The bill entails that legislation on payment services within the European Economic Area will be harmonized in order to create a more equal basis for competition for all market participants and to establish supervision of parties in the payment services market. The bill is supposed to lead to increased supply and innovation in payment services for consumers and retailers, increase information security and consumer protection.

It is clear from our review of this bill and EU Directive no. 2015/2366 that there is not much difference between the bill and the directive. The provisions of the bill apply to payment service providers as the term is defined in the bill and includes e.g. to financial undertakings, electronic money institutions, payment institutions, payment institutions with limited operating licenses, postal operators licensed under the Postal Services Act, the European Central Bank (ECB) and the central banks of the European Economic Area when not in the role of monetary authorities and authorities if payment services are not related to their role as such. The bill covers payment services provided by these parties, whether in the form of payments made in Iceland or within the European Economic Area and in the currency of a member state or another currency within the same area. The scope of the bill has been extended to include not only so-called “one-leg” payments in euros or other currencies, but to all currencies. Certain exceptions to the scope of the directive are introduced in the bill and the Directive contains new terms from the first Payment Services Directive introduced by the bill.

The main changes proposed in the bill are, firstly, the creation of new payment service providers, payment processors and account information service providers, which are also payment institutions. A payment processor is defined as a service that consists of issuing a payment instruction at the request of a payment service user in respect of a payment account stored with another payment service provider. A payment processor must apply for an operating license as a payment institution with the Financial Supervisory Authority. An account information service provider involves providing the user of an account information service with aggregated information about one or payment account that he has with one or more payment service providers. An account information service provider is only required to register at the Financial Supervisory Authority.

Secondly, banks will have to provide for new payment service providers with access to customers’ payment accounts from their systems without an existing agreement, provided that there is an unambiguous consent from the account holder in place.
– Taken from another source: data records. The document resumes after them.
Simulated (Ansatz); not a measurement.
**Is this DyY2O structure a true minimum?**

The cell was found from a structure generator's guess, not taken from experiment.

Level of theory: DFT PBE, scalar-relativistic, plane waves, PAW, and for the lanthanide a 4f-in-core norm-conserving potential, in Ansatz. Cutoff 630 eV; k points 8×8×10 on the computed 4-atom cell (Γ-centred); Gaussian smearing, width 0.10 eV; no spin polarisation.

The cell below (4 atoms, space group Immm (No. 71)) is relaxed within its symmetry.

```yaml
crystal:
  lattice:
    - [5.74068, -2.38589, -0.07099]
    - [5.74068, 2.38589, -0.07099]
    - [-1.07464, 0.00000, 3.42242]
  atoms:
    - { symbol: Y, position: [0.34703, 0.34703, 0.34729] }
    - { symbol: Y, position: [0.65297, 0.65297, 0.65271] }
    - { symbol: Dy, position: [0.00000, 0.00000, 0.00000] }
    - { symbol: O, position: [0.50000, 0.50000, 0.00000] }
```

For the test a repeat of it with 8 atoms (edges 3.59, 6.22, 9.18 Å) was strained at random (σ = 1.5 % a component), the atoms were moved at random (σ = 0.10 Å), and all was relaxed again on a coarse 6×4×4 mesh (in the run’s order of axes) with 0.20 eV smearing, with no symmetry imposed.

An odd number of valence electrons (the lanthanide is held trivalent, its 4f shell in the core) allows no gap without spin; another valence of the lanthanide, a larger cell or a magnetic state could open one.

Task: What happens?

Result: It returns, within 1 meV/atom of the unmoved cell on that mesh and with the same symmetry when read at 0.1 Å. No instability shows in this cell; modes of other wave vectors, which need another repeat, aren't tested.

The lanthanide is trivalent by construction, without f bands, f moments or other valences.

Thirdly, increased security requirements are made for payment service providers. They are reflected in the fact that the payment service provider must require strong customers authentication from the payer in the case of telecommunications. Strong authentication is a type of identification that should be particularly strong and secure and should ensure that only the right person is allowed to appear as a payment service user. Increased security requirements also mean that banks and the new payment service providers must communicate securely in accordance with rules to be set by the Central Bank of Iceland. The Central Bank of Iceland’s rules will include the implementation of the delegated EU regulation 2018/389 on regulatory technical standards on strong customers authentication and common and secure open standards of communications. The bill requires payment services providers to maintain an operational and security risk monitoring system and a response plan for serious deviations.

It is proposed in the bill that an optional provision of Art. 32 of the directive to be implemented. The provision of the bill requires a monthly average of total value of payment transaction by a payment institution with a limited operating license, the intention is to ensure that the authorization to provide payment services obtained with an exemption from what otherwise applies to payment service providers, cf. Art. 3(23) is limited to smaller companies. Iceland does not make use of the authorisation granted in Art. 38(2) and in Art. 61 (2) of the directive provision subject to microenterprises.

The bill proposes that the Act enters into force on 1 July 2021. A payment institution that has been granted with an operating license on the basis of the Act on Payment Services no. 120/2011, shall submit the relevant information to the Financial Supervisory Authority, before 1 September 2021, so that it can assess whether a payment institution fulfils the requirements laid down in Chapter I and II of the bill. Parties covered by the act, i.e. payment service providers need to implement strong authentication, and payment service providers that provide invoicing services also need to set up an online interface for payment processors, account information service providers and card issuers to access their customer’s payment accounts.